Well i was reading the wikipedia entry for Tetris Worlds. When i was reading this caught my attention. I don't really think this is a fair statement. So i went ahead anc hanged the normal to classic. What do you guys think? And yes i realized that its trivial but its wikipedia, so hey what the heck.
Classic is more appropriate than Normal, especially because infinite lock time is the standard today.
Classic is beter, but not perfect. Like I mentioned in some other thread recently, Sega's arcade game Tetris, which was rather popular in arcades at the time, predates Game Boy Tetris and has lock delay. There are many Japanese people for whom Sega's Tetris is the "classic" one. I guess stick with Classic, as most will agree. It gets sort of copmlicated to add that side note.
Well, we might know that most tetris games in the past few years have infinite spin, but that's a small portion of time compared to how long Tetris has been around. I think the public still thinks that infinite spin is not "normal", and I'm hoping that some day TTC changes its mind and removes it or at least makes it an option like the XBox and GC versions of Tetris Worlds. So I'd say leave the word as "normal". Personally, I still despise Infinite Spin.
Ezzelin, are you aware that there is middle ground between no lock delay and infinite lock delay that has been in common use since 1988? While it had humble begnnings, by the 90s it was the rule, not the exception. It doesn't have to be broken, and is actually lots of fun when combined with fast gravity.
By wanting to remove infinite spin, are you also referring to the lock delay? To be able to call the gameplay "normal," lock delay has to be removed entirely. Otherwise, if you only want to remove infinite spin but still have a limited lock delay, then you would most likely agree with the term change.
Defitively, the best for me is a "limited" and "variable" lock delay.. Like TGM ofcourse! SRS or infinite lock delay is not a stupid concept, when you see how caffeine take in hand that, you can understand and admit SRS doesn't prevent to anybody to become very strong with this kind of tetris..

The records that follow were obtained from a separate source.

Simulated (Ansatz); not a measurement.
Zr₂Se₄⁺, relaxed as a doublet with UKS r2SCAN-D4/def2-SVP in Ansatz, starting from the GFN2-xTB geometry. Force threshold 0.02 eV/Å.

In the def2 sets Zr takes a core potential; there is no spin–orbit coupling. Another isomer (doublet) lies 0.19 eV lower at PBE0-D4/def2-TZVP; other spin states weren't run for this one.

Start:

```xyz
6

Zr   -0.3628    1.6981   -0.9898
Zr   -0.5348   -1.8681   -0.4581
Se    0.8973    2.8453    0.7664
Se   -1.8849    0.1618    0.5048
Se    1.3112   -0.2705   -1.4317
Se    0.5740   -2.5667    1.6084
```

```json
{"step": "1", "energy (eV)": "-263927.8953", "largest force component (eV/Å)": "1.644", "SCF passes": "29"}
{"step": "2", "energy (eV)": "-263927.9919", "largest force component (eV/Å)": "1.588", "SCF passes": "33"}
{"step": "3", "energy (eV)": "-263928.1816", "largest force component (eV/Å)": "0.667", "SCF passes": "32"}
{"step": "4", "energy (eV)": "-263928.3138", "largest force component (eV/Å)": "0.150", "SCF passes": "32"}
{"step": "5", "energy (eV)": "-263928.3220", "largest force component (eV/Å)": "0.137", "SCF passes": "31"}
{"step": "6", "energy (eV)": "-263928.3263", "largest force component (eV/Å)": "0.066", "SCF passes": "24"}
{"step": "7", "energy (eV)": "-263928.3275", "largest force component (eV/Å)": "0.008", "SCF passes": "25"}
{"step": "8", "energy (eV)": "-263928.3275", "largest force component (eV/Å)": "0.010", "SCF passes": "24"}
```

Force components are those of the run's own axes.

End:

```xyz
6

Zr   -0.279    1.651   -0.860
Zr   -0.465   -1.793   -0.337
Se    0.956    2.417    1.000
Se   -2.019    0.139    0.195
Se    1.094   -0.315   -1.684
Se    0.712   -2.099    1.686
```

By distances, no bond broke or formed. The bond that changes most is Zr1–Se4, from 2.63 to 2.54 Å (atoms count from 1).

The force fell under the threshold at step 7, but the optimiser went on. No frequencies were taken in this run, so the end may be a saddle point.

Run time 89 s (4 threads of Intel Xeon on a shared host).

Are we looking at this from a western-centric perspective or a global one? Because people from different countries, having exposure to different subsets of the various versions of the game released in different parts of the world, will have varying opinions on whether the existence of lock delay (in whatever form) is "normal." The majority of people in certain territories will certainly view it as part of the "classic canon", while the majority of people in others will not. I feel it's impossible to be accurate on this thing without being detailed and complicated.
True, the arcade game differed per region: Atari's game is B-type with top-left rotation, gimmicks, and no lock delay; Sega's game is straight A-type with bottom-center rotation and lock delay. But wasn't Nintendo's game for Game Boy the same internationally?
If it is made clear that Vadim Gerasimov's original PC port is the most "traditional" version available to the public, then yes. The most noticeable differences between Gerasimov's version and the NES version are the speed curve above level 8, soft vs. hard drop, bidirectional rotation, and scoring.
It would depend on what each person would take the definition of "traditional" or "classic" as - in the sense of the historically earliest (but not most popular) version available to the public, in the sense of the most popular version in the first fad phase (in whatever territory), etc. It would have to give a definition of the exact area of games you would be referring to, be it perhaps "The Game Boy version which is the most globally popular version of the game", or "Versions released mainly in Western civilization for PCs and home consoles", or "Sega's Japanese arcade version and later games that followed the precedent it set", or whatever. I don't think single-word terms like traditional or classic will work, the global history is too varied for them.
"normal" was POV any way you put it. like needle said, "traditional" and "classic" could be problematic for wikipedia. at best he could've said "early." in any case, this whole argument's dumb since TZ restricts move/rotate. i.e. "infinity" is not, in fact, part of the tetris guideline since TZ apparently is following the guideline very strictly (though, maybe it could've been six years ago, who knows).
When was this about the guidelines? Wasn't it about the specific implementation for Worlds PS2/PC/GBA in particular?
Even if literal infinity is dead, you cannot deny that TZ allows "way freaking more than you ever need". Which is practically equivalent to infinity, as it does not force you to be efficient.
"When was this about the guidelines? Wasn't it about the specific implementation for Worlds PS2/PC/GBA in particular?" oh, i thought it was about what was "normal" tetris in comparison to tetris worlds. "you cannot deny that TZ allows 'way freaking more than you ever need'." then i guess technically tgm3 allows way freaking more than you ever need as well? (don't the two games use about the same limit?)
TGM3 classic rotation doesn't give you extra time, World does but I don't know how much, but the Heboris implementation doesn't give you nearly as much as TZ (TZ gives you 15 moves, right? This only doubles the time or something)
Correct. I'm not sure what Ti's limit is offhand, but I never claimed it was any less broken. There's a reason it was given seperate high score tables.
That's 15 lock resets per piece, right? That still asymptotically approaches Infinity. Does it revert to classic or step behavior after that? Are floor kicks allowed when the player is out of lock resets?